European Parliament votes to increase renewable energy target
Bad bioenergy still counts towards renewable target
On January 17, the European Parliament voted to increase the EU’s 2030 renewable energy target to 35 per cent.
Projections show that the current target of 27 per cent, supported by the European Council and Commission, is too low to meet the EU’s commitments under the Paris climate agreement to limit global temperature increase to 1.5 degrees.
The European Parliament also strengthened rules supporting people producing renewable energy at home or through joining a cooperative. This includes rules that would make self-consumed electricity free from punitive charges, levies and taxes. This would make Spain’s controversial ‘sun tax’ illegal under EU rules. The ‘sun tax’ forces Spanish solar panel owners to pay for the electricity they produce and consume themselves.

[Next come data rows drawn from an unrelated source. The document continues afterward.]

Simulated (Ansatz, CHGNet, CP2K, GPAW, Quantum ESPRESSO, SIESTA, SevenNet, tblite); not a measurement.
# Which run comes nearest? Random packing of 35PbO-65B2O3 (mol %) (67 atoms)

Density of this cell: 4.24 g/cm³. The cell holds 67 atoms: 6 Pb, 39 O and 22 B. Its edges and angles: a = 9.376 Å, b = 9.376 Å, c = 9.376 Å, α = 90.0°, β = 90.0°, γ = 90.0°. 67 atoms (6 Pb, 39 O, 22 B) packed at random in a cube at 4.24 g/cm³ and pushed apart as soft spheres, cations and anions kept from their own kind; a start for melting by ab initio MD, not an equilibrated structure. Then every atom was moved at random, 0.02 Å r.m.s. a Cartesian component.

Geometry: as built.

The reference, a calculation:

Greenpeace EU energy policy adviser Sebastian Mang said: “The Parliament has rightly recognised that the EU must boost renewables to meet its climate commitments, but should have kept the focus on real solutions, not bad bioenergy. Unlike governments across Europe that are blocking communities from phasing out dangerous coal and nuclear in favour of renewables, the Parliament strongly backs citizens’ rights to harvest and sell their own energy from sun and wind.”
A 2016 report by CE Delft shows that, with the right support, half of all EU citizens could produce their own electricity from renewables by 2050, meeting nearly half of the EU’s electricity demand. Power companies would provide the remainder of Europe’s renewable electricity.
The European Parliament backed the continued use of bad bioenergy in the EU. Their proposal would, for example, allow member states to burn whole trees to meet their renewable energy targets, which scientists agree will increase emissions for decades and significantly contribute to forest degradation.
Energy ministers, who reached their preliminary agreement on the full energy reform package on 18 December, backed controversial subsidies for coal, nuclear and gas and weakened proposals to empower households, cooperatives and municipalities to produce and sell their own renewable energy. Three-way negotiations between the Council, Parliament and Commission will begin in the coming months.